Hacker News new | ask | show | jobs
by savoytruffle 2458 days ago
It supports iPads with an A8 series chip, while iOS 13 does not support such iPhones (which would be a 5S). It's presumably because the iPads of the same CPU generation usually have more RAM, more CPU cores, more GPU cores.
4 comments

It’s almost certainly memory. All the supported devices have at least 2GB RAM.

The iPhone 6 had the A8 with 1GB RAM and is not supported by iOS 13. The iPad Air 2 has the A8X with 2GB RAM and is supported by iPadOS 13.

In the past the break on unsupported older devices has been down to hardware. Usually memory, but also on the 64bit transition. I’m not aware of a single break in support that wasn’t determined by hardware requirements.

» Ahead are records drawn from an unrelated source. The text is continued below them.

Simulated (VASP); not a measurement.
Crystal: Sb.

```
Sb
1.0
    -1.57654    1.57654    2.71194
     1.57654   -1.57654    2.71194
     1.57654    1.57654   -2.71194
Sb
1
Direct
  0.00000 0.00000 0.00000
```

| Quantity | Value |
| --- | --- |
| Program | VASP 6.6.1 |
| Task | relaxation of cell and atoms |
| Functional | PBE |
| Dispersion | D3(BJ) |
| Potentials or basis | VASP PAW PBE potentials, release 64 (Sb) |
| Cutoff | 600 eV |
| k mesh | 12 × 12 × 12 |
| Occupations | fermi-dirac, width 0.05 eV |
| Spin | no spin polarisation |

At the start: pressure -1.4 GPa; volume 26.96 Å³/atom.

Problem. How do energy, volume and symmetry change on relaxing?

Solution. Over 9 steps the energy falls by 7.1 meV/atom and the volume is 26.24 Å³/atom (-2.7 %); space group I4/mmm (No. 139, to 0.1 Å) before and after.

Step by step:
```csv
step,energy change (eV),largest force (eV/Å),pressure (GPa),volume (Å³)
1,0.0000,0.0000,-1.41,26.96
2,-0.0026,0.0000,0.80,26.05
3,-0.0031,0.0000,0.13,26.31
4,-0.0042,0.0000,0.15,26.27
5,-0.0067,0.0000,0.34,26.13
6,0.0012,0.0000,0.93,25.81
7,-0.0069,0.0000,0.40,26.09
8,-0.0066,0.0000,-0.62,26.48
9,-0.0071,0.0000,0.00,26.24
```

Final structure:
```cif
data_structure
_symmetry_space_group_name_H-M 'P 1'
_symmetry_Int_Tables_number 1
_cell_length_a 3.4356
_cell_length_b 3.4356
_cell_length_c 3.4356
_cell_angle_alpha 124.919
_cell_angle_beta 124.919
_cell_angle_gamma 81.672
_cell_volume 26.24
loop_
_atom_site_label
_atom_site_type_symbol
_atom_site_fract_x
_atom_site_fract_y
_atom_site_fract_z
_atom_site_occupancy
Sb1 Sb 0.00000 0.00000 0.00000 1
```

The A8X also has a substantially faster CPU than the A8 (3 vs. 2 cores and 1.5GHz vs. 1.1GHz) and a much faster GPU (2-3 times faster). This would make a visible difference in day to day usage even without the RAM limitation. This is probably also what made the difference when implementing the multitasking features.
iPad Air 2 has an A8X, and iPhone 5s has an A7.
It looks like the cutoff was 2GB of RAM.
Those decisions are pretty arbitrary. Way back on iOS 5, the iPod Touch 4 got the update and the original iPad missed it, despite using the exact same processor and RAM.
Keep in mind though that in the iPad it's having to push a lot more pixels.
Not back then. This was before "Retina" iPads, but the iPod Touch was Retina. You had a 960x640 screen vs a 1024x768 one. More pixels, but not so many more that it should block an OS update.